Our initial work on the magic portion of the book, however, was a mixed bag. Describing Benson’s main stage act wasn’t difficult, since we found quite a bit of film footage of his performances. It was a fairly simple matter to analyze his act and reverse-engineer his techniques. We also learned about some of Benson’s other stage tricks and close-up effects through interviews with his friends and by unearthing articles in magazines and books, including Benson on Magic, his 1972 lecture notes.
But despite our findings, one of the most important elements was missing. We really didn’t know a lot concerning Benson’s thinking about magic. We certainly could make assumptions based on conjecture, but to really be able to delve into his mind, we realized we needed to hear or read Benson’s own words about his art. For quite a while, we seemed to have hit a dead end.

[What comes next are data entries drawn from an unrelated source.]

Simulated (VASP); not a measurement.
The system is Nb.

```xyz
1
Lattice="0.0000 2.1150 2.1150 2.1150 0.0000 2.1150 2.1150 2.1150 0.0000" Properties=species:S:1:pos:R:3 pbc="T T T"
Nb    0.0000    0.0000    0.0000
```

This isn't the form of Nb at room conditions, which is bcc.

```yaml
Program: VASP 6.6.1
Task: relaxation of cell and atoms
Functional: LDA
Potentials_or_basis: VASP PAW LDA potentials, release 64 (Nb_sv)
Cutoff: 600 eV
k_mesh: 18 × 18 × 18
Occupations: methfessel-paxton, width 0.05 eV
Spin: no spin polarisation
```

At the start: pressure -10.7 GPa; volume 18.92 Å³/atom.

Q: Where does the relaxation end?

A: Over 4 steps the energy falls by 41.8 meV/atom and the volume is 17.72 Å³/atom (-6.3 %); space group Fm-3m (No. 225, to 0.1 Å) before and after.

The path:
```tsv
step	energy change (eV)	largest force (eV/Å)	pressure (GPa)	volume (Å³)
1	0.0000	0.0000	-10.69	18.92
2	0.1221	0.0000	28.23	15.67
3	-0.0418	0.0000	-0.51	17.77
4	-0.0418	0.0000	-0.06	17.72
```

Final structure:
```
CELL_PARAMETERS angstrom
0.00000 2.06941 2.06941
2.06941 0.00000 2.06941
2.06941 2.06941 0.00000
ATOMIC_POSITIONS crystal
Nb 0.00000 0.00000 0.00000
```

What made this situation especially sad was a note by Bruce Elliott we found in an issue of The Phoenix, February 27, 1947: “We’ve been giggling ever since we heard the title that Roy Benson wanted to give a book on magic he’s writing. Unfortunately, we don’t think his publisher is going to care for it. He called it The World’s Second Oldest Profession. It sounds so very respectable, don’t you think?”
We later ran across a similar passage in Milbourne Christopher’s Linking Ring column in 1946, which reported that Benson “is writing a book on sleight-of-hand (who isn’t?) which he plans to illustrate with photographs.”
It thus became apparent that Roy Benson was preparing a book that would have certainly explained his thinking about magic, but it seemed that this unfinished or unpublished book was now lost forever.
A properly presented magic trick is full of surprises, and our research had plenty of them, too. In November 2004, I had a few days between cruise-ship engagements and squeezed in a final research trip to New York. The surprise awaiting me there was a gentleman I had known when I was growing up in New York, former vaudeville and nightclub juggler Larry Weeks, who is now in his eighties.
Aside from his stage career, Weeks has been a magic dealer and manufacturer, producer of an annual one-day magic convention, an entertainment agent, a children’s show magician, and an ever-present fixture on the New York magic scene. Since his adolescence, Larry had also collected magic, juggling, and vaudeville props, books, photographs, films, and various show-business artifacts, especially those pertaining to W. C. Fields, Charles Chaplin, and Houdini.
Larry Weeks was a friend of Roy and Connye Benson (in fact, he knew Connye before she met Roy), and after Roy passed away, Larry continued his friendship with Connye and visited her often.
When Connye died in 1996, her brother requested Larry to help dispose of the estate. After most of Roy’s props were sold to collectors, Connye’s brother told Larry to do whatever he wanted with the rest of the items left in the Bensons’ apartment. Larry put it all in storage, where it sat undisturbed for eight years.
When I initially contacted Larry Weeks and asked him what items he might own concerning Roy Benson, he replied, “Everything.”
That was certainly the case. As Larry and I looked through the many boxes he had stored, we found Benson’s corre-spondence, legal papers, tax returns, canceled checks, family photos, newspaper clippings, and publicity shots.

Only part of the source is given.